AOF Activities & Events
Freethought Day, or "Freethought Coming-Out Day," is a day to give in-the-closet freethinkers a platform from which to declare themselves. The formal calendar holiday is October 12, but many groups plan celebrations for the closest weekend. Some recognize the week as Freethought Week, or the entire month of October as Freethought Month. In this time, newly declared freethinkers can garner strength and support from fellow "declared" freethinkers.
Why October 12? Because on the day in 1692, Colonial Massachusetts Governor William Phips wrote to the Privy Council of the British monarchs to take a stand against the legal use of "spectral evidence," that is, evidence of a non-objective nature, such as "feelings" and visions. His decision that evidence should be objective and verifiable essentially brought an end to the Salem Witch Trials, saving scores of lives. (Click here to read Phips's two letters.)
In the modern United States, discrimination, hatred and bias against freethinkers continues. The freethought community, unlike the gay and lesbian community, lacks a powerful voice and activist population for ending such treatment. Reactions often stem from a misunderstanding of what it is to be a freethinker, or that freethought is a mindset often set in motion in childhood, like sexual preference, not something to change on a whim or with the right "religion." Others should not to try to change it with bullying, ridicule or intimidation. Freethinkers must be allowed to declare themselves openly. The intent of Freethought Day is to change this situation for the better of all freethinkers, especially the young.

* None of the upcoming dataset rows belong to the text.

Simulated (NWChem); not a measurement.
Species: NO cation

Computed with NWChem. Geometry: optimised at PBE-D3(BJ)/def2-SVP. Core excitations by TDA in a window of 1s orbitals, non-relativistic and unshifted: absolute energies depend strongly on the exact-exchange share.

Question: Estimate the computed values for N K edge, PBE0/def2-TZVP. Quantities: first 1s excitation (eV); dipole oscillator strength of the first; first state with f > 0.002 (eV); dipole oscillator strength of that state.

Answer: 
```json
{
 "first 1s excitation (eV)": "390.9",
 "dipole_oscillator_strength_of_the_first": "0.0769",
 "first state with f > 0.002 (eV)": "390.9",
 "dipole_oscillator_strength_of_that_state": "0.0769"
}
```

Today's world sees the emergence of younger and younger freethinkers who are often alone and isolated in their communities. The Secular Student Alliance and the Campus Freethought Alliance attempt through their projects to give voice to college and university freethinkers in the US and across the globe, while programs such as Camp Quest, the country's first secular humanist summer camp, and the SSA's High School Program provide young freethinkers with a place to gain a sense of community and understand that there is a proud and illustrious history to their philosophy. However these programs are few, and without a united voice and a united commitment to change this situation, they may not be enough.
Every freethinker in every community should feel comfortable with his or her ideals, and part of that is a connection to like-minded individuals. Freethought Day gives our friends a chance to understand who we freethinkers are, what we believe, that freethought exists in every community, and that they should not view freethought with fear, but with respect as a positive, compassionate way to live life.